One Minute With…
Hi Seth, thanks for taking time to chat with One Minute With. Tell us a little bit about yourself and your work.
I’m a designer in the Washington, DC area. I’m drawn to typography, illustration, and branding, but overall I just want to do good, meaningful work with lasting value. I’ve been practicing professionally for a while, but I don’t feel like I have anything figured out yet. I didn’t get a great formal design education, which makes me self-conscious at times, but also drives me that much harder, since I know I’m at a disadvantage. I’d like to think that I’m a bit of a late bloomer and I’m just starting to hit my stride. I hope to still be churning out work in my 80′s like Paul Rand, or Seymour Chwast and Milton Glaser.

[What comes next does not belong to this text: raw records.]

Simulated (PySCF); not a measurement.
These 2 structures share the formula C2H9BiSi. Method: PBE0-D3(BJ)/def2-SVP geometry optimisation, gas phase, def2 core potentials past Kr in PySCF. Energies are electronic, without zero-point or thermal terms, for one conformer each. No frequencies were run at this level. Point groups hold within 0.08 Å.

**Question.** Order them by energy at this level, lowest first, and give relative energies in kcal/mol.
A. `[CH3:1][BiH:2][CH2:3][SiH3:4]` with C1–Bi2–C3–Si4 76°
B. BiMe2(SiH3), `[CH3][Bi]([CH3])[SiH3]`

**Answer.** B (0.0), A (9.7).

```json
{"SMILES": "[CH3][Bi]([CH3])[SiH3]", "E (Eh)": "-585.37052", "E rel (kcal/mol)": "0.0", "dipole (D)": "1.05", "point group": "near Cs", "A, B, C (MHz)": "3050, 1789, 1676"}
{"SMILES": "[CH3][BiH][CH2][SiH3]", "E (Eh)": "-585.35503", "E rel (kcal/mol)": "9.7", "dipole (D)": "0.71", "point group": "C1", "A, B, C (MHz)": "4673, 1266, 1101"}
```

Walk us through a typical day in the life of Seth Nickerson.
I like to start every morning by waking up. It’s a great way to start the day. After that, I eat a large breakfast and lament the fact that I have to face traffic in a car instead of commuting by jetpack. The commute does give me a chance to listen to music or podcasts though, so it’s not all bad. Usually the office is quiet in the mornings, so after I take a few sips from the Internet Firehose, I try to use that to my advantage by allowing myself to get absorbed in a project. There’s no specific routine after that, but distractions and interruptions always seem to abound in the afternoon. In the evening, I spend a little time with my kids and then usually work until tiredness overcomes me or I force myself to stop and go to bed. My evening work is split between freelance design and helping my wife with the photography business that she runs. In the gaps, I try to fit some reading, sketching and exercise in, usually failing.
How did you get your first design client?
Well, I guess the first-ever “design” project I did for a client was laying out the award certificates that the local elementary school handed out at the end of the year, when I was maybe 15 years old. I can’t recall for sure, but I think my mother was instrumental in helping me land that gig. Thanks Mom.
How do you approach a new project? What’s your design process like?
It depends on what it is, but if possible I like to take a few days and just think and do research. I find that thinking about a design problem while I’m doing routine things during the day usually generates better ideas than trying to force the thinking only while I’ve got a pencil or mouse in my hand. Then I sit down and commit some of those ideas to paper or the screen. I usually go back and forth between sketching on paper and on the computer. Each feels like it opens up its own directions and possibilities, and when I’m using only one or the other it can feel limiting.
It’s easy to stray off target from what the project calls for, so to reign myself in, I write some key words or phrases in the margin. Doing some word association based off of those key words can work wonders, too, in helping to visualize or combine concepts. Then I always go back at some point and think critically about the work, trying to look at it from different points of view and justify each decision. I never want to be caught off guard by a client asking why some choice was made.
Your work has a quirky, retro feel to it – The perfect blend of the old and the new. Where do you get inspiration from?
I’m still finding my style, but I’m a quirky person and I guess that comes out in my work. Chuck Close said “Inspiration is for amateurs; the rest of us just show up and get to work.” There’s a lot of truth to that, I think. There are some days when I feel more inspired to make things than others, but I think there are a lot of misconceptions today about inspiration and creative work. Influence and inspiration are two different things to me. Of course, I love poring over envy-inducing portfolios and design blogs, but I can just as easily feel inspired by reading Calvin and Hobbes strips, or listening to an album I love, or going to the library.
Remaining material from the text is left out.